Connecting Differentiability and Continuity: When Derivatives Do and Do Not Exist
| English | Chinese | Pinyin |
|---|---|---|
| differentiability | 可微性 | kě wēi xìng |
| continuous | 连续 | lián xù |
| corner | 尖角 | jiān jiǎo |
| cusp | 尖点 | jiān diǎn |
| vertical tangent | 竖直切线 | shù zhí qiè xiàn |
Smooth implies connected — but not the reverse
- If a function has a derivative at a point, its graph is not just unbroken there — it is smooth.
- Differentiability 可微性 at a point is a stronger condition than continuity.
- Key fact: differentiable $\Rightarrow$ continuous. A tangent line can't exist at a break.
- But the reverse fails: a continuous graph can still have a sharp spot with no derivative.
A smooth, differentiable curve
y = ax² + bx
This parabola is smooth everywhere — a tangent exists at every point, unlike a corner where the slope jumps.
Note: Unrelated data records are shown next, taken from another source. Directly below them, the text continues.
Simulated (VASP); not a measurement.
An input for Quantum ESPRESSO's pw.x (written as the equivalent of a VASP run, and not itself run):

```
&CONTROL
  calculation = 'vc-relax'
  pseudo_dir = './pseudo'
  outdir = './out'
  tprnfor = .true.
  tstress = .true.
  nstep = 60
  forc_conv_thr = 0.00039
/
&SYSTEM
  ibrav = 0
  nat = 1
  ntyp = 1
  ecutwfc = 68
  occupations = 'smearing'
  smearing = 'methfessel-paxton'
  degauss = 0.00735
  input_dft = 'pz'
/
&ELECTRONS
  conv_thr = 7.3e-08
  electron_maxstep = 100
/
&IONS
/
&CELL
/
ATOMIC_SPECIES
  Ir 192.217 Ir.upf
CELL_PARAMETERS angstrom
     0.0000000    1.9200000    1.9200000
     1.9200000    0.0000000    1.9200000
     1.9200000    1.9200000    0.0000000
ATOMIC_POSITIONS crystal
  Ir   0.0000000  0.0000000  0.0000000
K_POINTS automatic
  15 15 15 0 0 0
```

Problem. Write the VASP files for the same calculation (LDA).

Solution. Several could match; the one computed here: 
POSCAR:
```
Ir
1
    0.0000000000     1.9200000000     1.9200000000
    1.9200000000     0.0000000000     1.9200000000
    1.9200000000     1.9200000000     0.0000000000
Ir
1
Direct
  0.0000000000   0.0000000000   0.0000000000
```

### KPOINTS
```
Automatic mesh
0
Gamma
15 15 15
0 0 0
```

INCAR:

Why differentiable forces continuous
- A derivative is the limit of secant slopes; for that limit to be finite, the function can't jump.
- If $f$ jumped at $c$, the secant slopes near $c$ would blow up — no finite tangent slope.
- So having $f'(c)$ guarantees $f$ is continuous 连续 at $c$.
- Contrapositive (handy on exams): if $f$ is not continuous at $c$, it is not differentiable there.
Which implication is true?
Differentiable forces continuous; the reverse is false.
If $f$ is not continuous at $c$, then $f$ at $c$ is...
Contrapositive of "differentiable $\Rightarrow$ continuous": not continuous $\Rightarrow$ not differentiable.
Where the derivative fails to exist
- Continuity is not enough — three shapes break differentiability even with no gap:
- A corner 尖角: the left and right slopes differ (like $|x|$ at $0$).
- A cusp 尖点: the slopes shoot to $+\infty$ and $-\infty$ (like $x^{2/3}$ at $0$).
- A vertical tangent 竖直切线: the tangent is vertical, so its slope is undefined (like $\sqrt[3]{x}$ at $0$).
At which features does a derivative fail to exist even if the function is continuous?
Corners, cusps, and vertical tangents kill the derivative; a smooth turning point still has $f'=0$.
At a ____ tangent, the tangent line is vertical, so its slope (the derivative) is undefined.
A vertical line has undefined slope; e.g. $\sqrt[3]{x}$ at $0$.
It all comes back to the tangent
- A derivative exists only when there is one well-defined tangent line with a finite slope.
- A corner has two different tangents; a cusp/vertical tangent has an infinite slope — neither gives a single finite value.
- $|x|$ is continuous everywhere but has no derivative at $0$ — the classic counterexample.
- So: check continuity first (necessary), then check for a single finite tangent slope (the rest).
$f(x)=|x|$ is continuous at $0$ but not differentiable there.
The corner gives left slope $-1$, right slope $+1$ — no single tangent slope.
For $f(x)=|x|$, what is the right-hand slope (for $x>0$) at $0$?
For $x>0$, $f(x)=x$, so the slope is $+1$ (the left slope is $-1$, hence the corner).
Do not flip the implication. Differentiable $\Rightarrow$ continuous is true, but continuous $\Rightarrow$ differentiable is false. $f(x)=|x|$ proves it: perfectly continuous at $0$, yet the corner means $f'(0)$ does not exist (left slope $-1$, right slope $+1$).
Is $f(x)=|x|$ differentiable at $x=0$?
- Continuous at $0$? Yes — no gap. ✓
- Left slope: for $x<0$, $f(x)=-x$, slope $-1$. Right slope: for $x>0$, $f(x)=x$, slope $+1$.
- The one-sided slopes disagree ($-1\neq1$) — a corner.
- So $f'(0)$ does not exist, even though $f$ is continuous there.
Differentiability $\Rightarrow$ continuity (a tangent needs an unbroken graph), but continuity does not imply differentiability. A derivative fails to exist at a corner (slopes disagree), a cusp, or a vertical tangent (infinite slope) — anywhere there is no single, finite tangent line.